There are a few ways to broaden the gamut without going to more expensive LEDs. One includes a different phosphor coating in combination with cheaper blue LEDs. Color isn't as good with this method, but it's better than the current iPad Mini solution. This is about profit margins and product differentiation, not technical hurdles.
As for excess capacity for ten million LTPS 7.9" 326 ppi screens each month, why would that exist if Apple is using a different screen? Production capacity is part of product planning. Apple doesn't just look around the market and hope an extra 50 million panels are sitting unused in a warehouse someplace. No supplier is going to build empty factories and hope some manufacturer decides to use them. Product development and production planning are tightly integrated, and at least with Apple, highly secretive.
Geez, what does it take? I said "high-draw," meaning that white LEDs use too much juice, not that they're too expensive! If it was a matter of spending a few more bucks per device, they would have given you your goddamned gamut.
It was a matter of maintaining battery life, or alternatively the size of the device.
If you want to continue to delude yourself that it was a matter of a couple of dollars of margin, I feel sorry for you and I refuse to discuss it further with you.

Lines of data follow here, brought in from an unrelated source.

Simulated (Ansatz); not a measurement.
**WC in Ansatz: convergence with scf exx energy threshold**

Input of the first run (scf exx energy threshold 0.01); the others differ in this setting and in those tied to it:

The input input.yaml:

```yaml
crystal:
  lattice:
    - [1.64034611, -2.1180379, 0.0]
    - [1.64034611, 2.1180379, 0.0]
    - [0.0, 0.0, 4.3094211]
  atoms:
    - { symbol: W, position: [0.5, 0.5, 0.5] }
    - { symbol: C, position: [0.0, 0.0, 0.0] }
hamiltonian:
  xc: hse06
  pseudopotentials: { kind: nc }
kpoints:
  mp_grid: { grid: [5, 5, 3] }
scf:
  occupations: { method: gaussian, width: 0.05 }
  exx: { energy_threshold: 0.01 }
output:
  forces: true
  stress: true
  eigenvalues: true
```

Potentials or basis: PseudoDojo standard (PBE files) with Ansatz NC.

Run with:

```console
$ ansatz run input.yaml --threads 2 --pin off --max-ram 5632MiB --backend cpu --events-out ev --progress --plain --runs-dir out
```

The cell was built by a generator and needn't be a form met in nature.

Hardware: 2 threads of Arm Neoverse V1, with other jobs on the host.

I mean get real. Apple would risk their reputation as display quality leaders for a couple of dollars? You and others astound me with your lack of common sense. I can only conclude that you're being paid to be so obtuse.
As to your second muddled paragraph, thanks for supporting my point. There isn't LTPS capacity on Apple's level because Apple, the market leader in LCD usage for mobile, hasn't chosen to develop it at scale, as far as we know. I would say they have good reasons why they haven't. Since they've spent nearly a billion on IGZO, you can't say they're cheaping out on displays.